A child bride in Iran has died from suicide after suffering from “postpartum depression” following her second pregnancy.

The girl from Mashhad, identified by her mother as “Banafsheh”, was married off at just 11-years-old and died at age 18.

Her mother, 47, told a social worker at Sepad Police Station that, because of local tradition and being a child bride herself,  she had agreed when a man called “Mahyar” proposed to her daughter and convinced Banafsheh’s father to agree.

On several Iranian websites, she was quoted as saying: “I did not know I was destroying my daughter’s life. When she was still a child and should have been playing with dolls, she became pregnant and was cradling her first baby instead of a doll.”

She said that her daughter and Mahyar lived in Mashhad, rather that Sarakhs where Banafsheh’s family lived because Mahyar did not earn enough.

The mother traveled up to Mashhad following Banafsheh’s second pregnancy to help with the baby but had to go back to the family home to help with the farm. Three days later, depression caused Banafsheh to take drugs and she died from suicide.

The mother vowed to press charges against Mahyar for keeping drugs in the house.

Last year, a 12-year-old girl died from suicide after being forced to marry a much old man because her family was impoverished. The girl from Ilam was identified as “Raha” by children rights activist Zahra Rahimi, who said Raha was “a symbol of girls who are forced to marry due to poverty”.
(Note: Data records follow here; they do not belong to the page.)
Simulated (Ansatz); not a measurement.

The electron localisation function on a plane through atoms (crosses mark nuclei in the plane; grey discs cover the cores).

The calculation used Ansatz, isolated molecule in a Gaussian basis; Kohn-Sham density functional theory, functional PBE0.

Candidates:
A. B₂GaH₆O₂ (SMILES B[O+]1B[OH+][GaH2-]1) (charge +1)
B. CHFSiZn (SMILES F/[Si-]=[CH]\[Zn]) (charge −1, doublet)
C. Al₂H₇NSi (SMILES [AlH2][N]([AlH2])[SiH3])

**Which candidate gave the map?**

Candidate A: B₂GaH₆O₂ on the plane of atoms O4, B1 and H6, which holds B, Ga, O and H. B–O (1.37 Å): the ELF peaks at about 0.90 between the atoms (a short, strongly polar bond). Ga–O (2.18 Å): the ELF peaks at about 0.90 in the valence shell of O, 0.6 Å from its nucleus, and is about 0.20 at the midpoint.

She said: “Raha was not the only girl in the region who was forced to marry and girls who are forced into irrational marriages may be the ones who self-immolate to commit suicide after a few years.”

Marrying girls off as children is a real problem in Iran as child brides suffer severe health consequences from early childbirth, as well as restrictions on their educational attainment and employment status.

Yet still, the Iranian parliament rejected a bill that planned to increase the marriage age for children to 13 for girls and 16 for boys, which is still too young and also is not equal.

Hassan Nourozi, the spokesperson of the parliament’s legal commission, tried to defend the rejection by citing Sharia law, that girls enter considered full-grown when its nine years old and so should be allowed to marry then.